How to permute the rows of a DataFrame in-place efficiently?

performance
dataframes

#1

I have a vector of row numbers and I want to use it to permute a DataFrame’s rows. Here is an MVE

using StatsBase
df = DataFrame(a = rand(1_000_000))
r=sample(1:size(df,1), size(df,1),  replace=false)
@time df = df[r,:]

I think the above creates a DataFrame and then assigns it to df. Is there a way to re-assign the rows in place so minimal extra memory is allocated?


#2

What exactly are you trying to accomplish? Usually for group operations a groupby à la split and apply works pretty good and handles memory quite well.


#3

as i have shown. i want to randomize all the rows as efficiently as I can


#4
using StatsBase, DataFrames
df = DataFrame(a = rand(1_000_000))
@time df = df[sample(1:size(df,1), size(df,1), replace=false),:];
@time df = df[shuffle(1:size(df, 1)),:];

shuffle is about a three times more efficient and about 2/3 less memory intensive (also drops StatsBase dependency)


#5

is this line the best possible? Does it not create a new DataFrame?

anyway i got an idea now


#6

You can simply iterate over columns and call permute! on them.


#7
using DataFrames
srand(0)
df = DataFrame(a = rand(Int(1e6)));
function permute_df_bycol!(df::AbstractDataFrame)
    p = shuffle(1:size(df, 1))
    for (name, col) ∈ eachcol(df)
        permute!(col, p)
    end
end
function permute_df!(df::AbstractDataFrame)
    df[:,:] = df[shuffle(1:size(df, 1)),:]
    return
end
@time permute_df_bycol!(df) # 0.064590 seconds (10 allocations: 15.259 MiB)
@time permute_df!(df) # 0.021940 seconds (36 allocations: 15.261 MiB)

#8

that was my idea too. But it’s slower? But there is potential to apply to all columns using threads.

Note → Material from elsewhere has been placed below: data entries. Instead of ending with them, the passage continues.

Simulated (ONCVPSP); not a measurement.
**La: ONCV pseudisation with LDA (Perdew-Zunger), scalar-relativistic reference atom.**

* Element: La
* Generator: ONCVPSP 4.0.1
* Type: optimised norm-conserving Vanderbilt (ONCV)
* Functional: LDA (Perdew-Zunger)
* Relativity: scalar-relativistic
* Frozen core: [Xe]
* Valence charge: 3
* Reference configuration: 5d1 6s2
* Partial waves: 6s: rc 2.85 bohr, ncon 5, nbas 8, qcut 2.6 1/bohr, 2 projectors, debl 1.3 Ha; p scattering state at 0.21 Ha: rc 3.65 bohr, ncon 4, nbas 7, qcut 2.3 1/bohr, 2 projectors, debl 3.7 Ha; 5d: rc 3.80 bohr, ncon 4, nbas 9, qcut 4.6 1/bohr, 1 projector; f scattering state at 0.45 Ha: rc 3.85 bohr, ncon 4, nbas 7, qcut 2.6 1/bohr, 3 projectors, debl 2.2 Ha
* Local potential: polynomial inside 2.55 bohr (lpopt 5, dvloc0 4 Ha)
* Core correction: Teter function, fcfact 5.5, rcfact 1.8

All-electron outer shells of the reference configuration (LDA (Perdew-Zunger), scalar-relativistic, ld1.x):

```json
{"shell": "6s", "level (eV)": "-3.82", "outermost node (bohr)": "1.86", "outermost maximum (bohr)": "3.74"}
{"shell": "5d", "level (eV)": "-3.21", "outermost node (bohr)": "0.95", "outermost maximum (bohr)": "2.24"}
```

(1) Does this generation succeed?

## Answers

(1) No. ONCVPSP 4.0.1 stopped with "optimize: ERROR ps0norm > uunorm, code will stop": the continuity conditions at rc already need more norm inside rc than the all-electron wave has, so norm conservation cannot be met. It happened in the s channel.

Maybe it’s faster for multiple columns


#9

You could try it, but the more columns you have the more work it would have to do. Rearranging every row for the whole dataframe should be faster as it only has to apply the permutation once and It writes in-place. Column wise might be a last resort if memory is not enough.


#10

I don’t think “apply the permutation only once” is correct here. Under the hood, indexing a data frame implies indexing repeatedly each column.

I suspect the permute!-based sorting of DataFrame is slower just because permuting a vector is slower than indexing it (i.e. allocating a new copy). The overhead related to DataFrame should be negligible here.


#11

Why not use a view?


#12

Say, the computation I want to perform with the permuted dataframe would be faster if the all the columns are permuted as well. This is for “cache-efficiency”, as the next part of the program requires me to go through the vector several times in order.